Thursday, February 16, 2006

RIAA dun gone loco

ever been out to a bar with a friend who didn't know when to shut the fuck up? he gets a few drinks in him and he starts yapping on or he goes and hits on some chick who doesn't appear to have a boyfriend in the 2 seconds he looks at her. he gets rebuffed a couple times and you think "oh good, maybe he'll back off and shut his mouth." but he doesn't. now he's actively pissing people off around him, and you start wondering how many guys you can pull off him before the bouncers will be able to help. you could leave him to go get his ass kicked but that's your boy you gotta back him.

well, now imagine that scenario and now picture that you represent all the recording artists in the music industry. the RIAA represents the drunken friend. see, the drunken friend (drunk on POWER in this case) has just upped the ante in the legal world of online file sharing. they are now saying that RIPPING CDs THAT YOU LEGALLY BOUGHT SO YOU CAN PUT THEM ON YOUR iPod OR OTHER MP3 PLAYER IS ILLEGAL.

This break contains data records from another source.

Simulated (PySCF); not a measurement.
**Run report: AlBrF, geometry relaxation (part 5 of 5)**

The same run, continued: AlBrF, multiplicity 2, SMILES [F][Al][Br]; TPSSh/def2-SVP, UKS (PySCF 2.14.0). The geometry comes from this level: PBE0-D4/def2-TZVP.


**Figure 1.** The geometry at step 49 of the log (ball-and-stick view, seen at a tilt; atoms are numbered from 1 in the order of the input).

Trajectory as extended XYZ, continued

what does this mean? well basically that the RIAA feels that if you buy an insanely overpriced CD you are now stuck listening to it in that form only. which also means that they feel the only manner you should be able to load an iPod up is by buying stuff to load it with.

does all this scare you? it should. does it piss you off? it REALLY should. how many other companies/industries do you know of that SUE THEIR CUSTOMERS?? this is like someone bumming a smoke off me and having Marlboro sue me for it. here's the things i'm pondering on this.

- are there ANY musicians who are pulling their heads out of their asses long enough to realize, "holy shit, these fuckers at the RIAA are going to kill this industry..... i better back out and distance myself from these lunatics while i still have fans"

- i'm not sure what's worse: the smug way they're doing this as if there's nothing wrong with it, the fucked up commercials they put up calling US thieves ($14 for a CD? and WE'RE the thieves????), or the way they expect us to just give up.

- they're about to call down the unholy wrath of the online community. file-sharing is about to go big-time. i'm hoping that this is the straw that breaks the camel's back and that we see a revolution the likes of which the RIAA never dreamed would happen.

- if someone in Bush's camp had any sense, they'd jump all over this and beat the RIAA with everything they had. i mean, the entertainment industry already hates him so what's he got to lose? if nothing else he'll win over a few youth voters who MIGHT realize that the industry that's been tell them what's what all these years is more greedy and crooked than they ever imagined.